Thursday, June 10, 2010

Interview with Peter Shor

Here's an interview from Dr. Dobb's with Jack Woehr interviewing Peter Shor- as in Shor's algorithm for factoring. Most discussions on quantum computing focus on the physical implementations, or perhaps algorithms. It was refreshing to see a mention of actually programming quantum computers too:

JW: I've seen quantum computer machine language simulators on the web. What would an implementation of Shor's Algorithm in a high-level quantum computing language look like?

PS: Good question. Certainly I can imagine a Fortran-style high-level language that would make Shor's Algorithm easier, but really, you'd want something more high-level than that.

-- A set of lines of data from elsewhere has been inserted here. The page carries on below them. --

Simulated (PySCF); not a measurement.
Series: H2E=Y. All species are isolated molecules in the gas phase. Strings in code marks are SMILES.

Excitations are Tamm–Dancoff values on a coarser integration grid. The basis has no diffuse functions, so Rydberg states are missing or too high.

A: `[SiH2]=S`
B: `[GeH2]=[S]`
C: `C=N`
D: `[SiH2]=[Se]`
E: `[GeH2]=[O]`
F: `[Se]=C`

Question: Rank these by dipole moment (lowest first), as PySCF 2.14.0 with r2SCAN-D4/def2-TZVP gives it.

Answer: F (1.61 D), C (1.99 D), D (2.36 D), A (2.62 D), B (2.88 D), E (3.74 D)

That being said, I don't think the best approach will be a quantum computing language. Too much computation is classical, even when a quantum computer is used. As an example, a quantum computer is used just for a single step of Shor's algorithm- the rest is classical. Preferable to a quantum computing language I think would be a framework that extends classical languages to allow for quantum computation. There are many benefits, but I see the big two as being:

  1. The framework designer can focus on tackling quantum computation. They don't have to try to include classical techniques that we've spent decades refining.
  2. There is a large user base for the popular classical languages. By creating a framework there is less of a hurdle for those programmers to perform quantum computation. Furthermore it will integrate much better with existing code bases.
Of course, I developed Cove as a framework for quantum computation exactly because of the reasons above.